Missing Returns and Undefined Behavior in C++
A while back, I ran into some poorly written C++ code and spent quite a bit of time debugging it. Here’s a minimal version:
#include <iostream>
int function1() {
std::cout << "function1()\n";
}
void function2() {
std::cout << "function2()\n";
}
int main() {
function1();
}
An attentive reader might spot a missing return statement in function1 (which I didn’t at the time).
Let’s try to compile and run this:
$ g++ main.cpp -o main && ./main
main.cpp: In function ‘int function1()’:
main.cpp:5:1: warning: no return statement in function returning non-void [-Wreturn-type]
5 | }
| ^
function1()
The compiler gives a small warning, but the program seems to work as expected. Let’s see what happens when we compile with -O1 optimization:
main.cpp: In function ‘int function1()’:
main.cpp:5:1: warning: no return statement in function returning non-void [-Wreturn-type]
5 | }
| ^
function1()
function2()
function1()
function2()
Segmentation fault (core dumped)
Surprisingly, function2 was executed even though it was never called. To understand what happens, we need to learn
about Undefined Behavior.
Undefined Behavior
Most low-level languages have scenarios known as Undefined Behavior. A classic example in C++ is using a variable before initializing it
#include <iostream>
int main() {
int x;
std::cout << x << std::endl;
return 0;
}
Because x is uninitialized, the program’s behavior is undefined. It often simply prints whatever “garbage” value that was present at that memory address. Undefined behavior means that the C++ standard does not define a clear outcome and how the program behaves is left entirely up to the compiler and operating system, meaning you cannot rely on it.
Missing a return in a non-void function is another type of undefined behavior. To understand what really happens, we need to translate our code to assembly.

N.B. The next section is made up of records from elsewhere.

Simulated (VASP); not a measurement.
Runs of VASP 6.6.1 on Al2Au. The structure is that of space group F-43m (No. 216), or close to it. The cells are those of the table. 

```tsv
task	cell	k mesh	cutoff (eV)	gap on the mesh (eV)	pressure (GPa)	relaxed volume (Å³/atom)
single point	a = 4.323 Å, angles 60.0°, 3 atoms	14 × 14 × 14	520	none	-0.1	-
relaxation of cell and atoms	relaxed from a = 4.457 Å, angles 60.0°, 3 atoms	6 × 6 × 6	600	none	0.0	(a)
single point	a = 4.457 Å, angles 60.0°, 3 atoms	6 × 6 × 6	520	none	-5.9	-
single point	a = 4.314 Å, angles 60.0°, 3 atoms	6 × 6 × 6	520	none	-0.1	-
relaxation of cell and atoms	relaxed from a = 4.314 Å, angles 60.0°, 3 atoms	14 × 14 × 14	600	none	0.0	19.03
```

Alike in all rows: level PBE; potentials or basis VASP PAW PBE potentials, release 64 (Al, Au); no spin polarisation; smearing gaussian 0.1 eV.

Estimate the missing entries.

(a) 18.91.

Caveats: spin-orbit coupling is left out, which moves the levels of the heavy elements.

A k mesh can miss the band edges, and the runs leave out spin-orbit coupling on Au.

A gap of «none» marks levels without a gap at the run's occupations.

Here is assembly of code with no optimizations:
_Z9function1v:
.LFB1731:
...
call _ZStlsISt11char_traitsIcEERSt13basic_ostreamIcT_ES5_PKc@PLT ; std::cout << "function1\n"
...
ret ; <-- Return, function ends here
.cfi_endproc
We can see that at the end of the function1 there is a return instruction emitted by GCC (however since there is no return value, it is still invalid). The ret instruction transfers control back to main().
Let’s see what happens with -O1:
_Z9function1v:
.LFB1812:
; ...
call _ZStlsISt11char_traitsIcEERSt13basic_ostreamIcT_ES5_PKc@PLT ; std::cout << "function1\n"
; Return missing
.cfi_endproc
...
_Z9function2v:
.LFB1813:
...
call _ZSt16__ostream_insertIcSt11char_traitsIcEERSt13basic_ostreamIT_T0_ES6_PKS3_l@PLT ; std::cout << "function2()\n"
...
ret
.cfi_endproc
With -O1, the ret instruction disappears entirely, which means that the CPU doesn’t jump back to main(). Instead, it “falls through” and continues executing the next instructions in memory, which happen to belong to function2.
Note that as we talked earlier, “falling through” is purely accidental here. Since the behavior is undefined, compiler can inline, reorder or otherwise transform the code in an unpredictable way leading to unexpected execution paths.
There is actually one interesting exception to this rule which is main() function. Unlike other non-void functions, reaching the end of main() without a return is allowed in C++. The compiler automatically returns 0, which makes return in the main function optional.
Conclusion
Never ignore GCC warnings. Even better, treat them as errors with -Wall -Wextra -Werror flags - this can help catch bugs early on.